Implement Parallelism in Airflow - Part 2
Why do all this?
Out-of-box configuration of Airflow allows us to execute tasks sequentially which is ideal if your DAG depends on it.
However, there are certain use cases which would require for tasks to be run in parallel. Cases where we are trying to load 3 files into 3 separate tables that will be faster when run in parallel.
This story will guide novice Airflow users to implement and experiment with parallelism on their local Airflow installations. For demonstration purposes we have installed Airflow on EC2 machine guide for which can be found here:
Once you have airflow up and running we can now install postgres server and use it as a back end for Airflow instead of SQLite (default).
Step 1: Install postgres
sudo yum install postgresql postgresql-server postgresql-devel postgresql-contrib postgresql-docs
Issue Faced: sudo: postgresql-setup: command not found
It appears postgresql made some fairly major name changes around v9 such that postgresql-setup — initdb and postgresql-setup initdb are now equivalent to initdb.
First, we might need to change permissions/ownership to the data directory.
Let us initialize the database with:
initdb -D /var/lib/pgsql92
Issue Faced: initdb: directory “/var/lib/pgsql92” exists
Here try deleting the folder and rerun initdb
sudo rm -rf /var/lib/pgsq192/
Many popular tutorials out there suggest sudo service postgres start
However this seemed to work for me.
pg_ctl -D /var/lib/pgsql -l logfile start
Initialize postgresql
sudo service postgresql initdb
Start postgresql service
sudo service postgresql start
Let us login into the psql to execute our DDL statements.
sudo -u postgres psql
Lets execute the following:
CREATE DATABASE airflow;
Modify pg_hba.conf configuration file
We also need to reconfigure pg_hba.conf to allow connection from airflow.
nano /var/lib/pgsql9/data/pg_hba.conf
Here we have modified IPV4 local connection setting to:
host all all 0.0.0.0/0 trust
Save the file and lets modify postgresql.conf.
nano /var/lib/pgsql9/data/postgresql.conf
Here we will remove comments from the following lines:
listen_addresses = ‘*’port = 5432
This setting enables the service to listen to any IP address on port 5432. Host and port for this postgres server will then be used by Airflow to store its metadata.
Let’s Restart the service so that changes can take effect.
sudo service postgresql restart
We should pass along the connection info of the postgresql database to our Airflow Server that we have running.
Head over to our Airflow Config file named airflow.cfg:
- Modify sql_alchemy_conn configuration:
sql_alchemy_conn = postgresql+psycopg2://postgres@localhost:5432/airflow
- Modify executor configuration:
executor = LocalExecutor
Explanation:
- Connection String provided to sql_alchemy_conn allows Airflow to communicate with postgresql Service using postgres username.

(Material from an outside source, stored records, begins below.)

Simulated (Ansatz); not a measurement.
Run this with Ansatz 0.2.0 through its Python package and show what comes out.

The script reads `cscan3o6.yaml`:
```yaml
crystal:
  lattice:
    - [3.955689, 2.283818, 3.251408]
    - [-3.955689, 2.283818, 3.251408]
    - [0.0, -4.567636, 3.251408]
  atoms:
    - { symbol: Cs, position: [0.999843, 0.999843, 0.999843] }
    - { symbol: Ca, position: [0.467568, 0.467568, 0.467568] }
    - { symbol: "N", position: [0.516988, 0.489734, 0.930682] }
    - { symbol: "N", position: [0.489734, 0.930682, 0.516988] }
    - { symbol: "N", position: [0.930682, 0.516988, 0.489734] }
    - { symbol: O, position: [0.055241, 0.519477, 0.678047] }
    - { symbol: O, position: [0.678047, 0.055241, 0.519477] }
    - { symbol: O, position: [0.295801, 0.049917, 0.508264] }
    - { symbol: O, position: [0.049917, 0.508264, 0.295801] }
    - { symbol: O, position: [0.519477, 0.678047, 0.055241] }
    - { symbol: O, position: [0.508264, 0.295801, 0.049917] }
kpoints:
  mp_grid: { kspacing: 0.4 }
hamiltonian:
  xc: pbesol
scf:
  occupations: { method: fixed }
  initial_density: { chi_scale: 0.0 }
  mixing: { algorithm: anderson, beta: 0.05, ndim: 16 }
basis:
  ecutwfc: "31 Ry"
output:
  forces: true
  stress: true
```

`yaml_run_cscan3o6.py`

- executor configuration when set to LocalExecutor will spawn number of processes that is equal to the value of parallelism set in airflow.conf file.
# The amount of parallelism as a setting to the executor. This defines
# the max number of task instances that should run simultaneously
# on this airflow installation
parallelism = 32# The number of task instances allowed to run concurrently by the scheduler
dag_concurrency = 16
Lets register these changes by running:
airflow initdb
If you see this type of a screen then you are good!
Note: LocalExecutor is suitable for testing purposes only. CeleryExecutor is a more preferred option for production workloads.
We can now test this by a script that I have created.
Start the Airflow server:
airflow webserver
airflow scheduler
Once up, let us locate our DAG and trigger it.
The Graph View of the DAG will shows three tasks that will be triggered in parallel after the hello_task. True test of parallelism is when all these tasks will be triggered and completed simultaneously.
Once hello_task is completed all three Hive tasks are attempted at the same time as demonstrated by the light green box on each of these tasks.
Finally!! All three Hive tasks have been completed successfully and at the same time which means that our configuration is spot on!
SequentialExecutor in this case; would have executed these tasks one after the other irrespective of the task flow. So, modifying the executor to Local or Celery is essential for this configuration to work!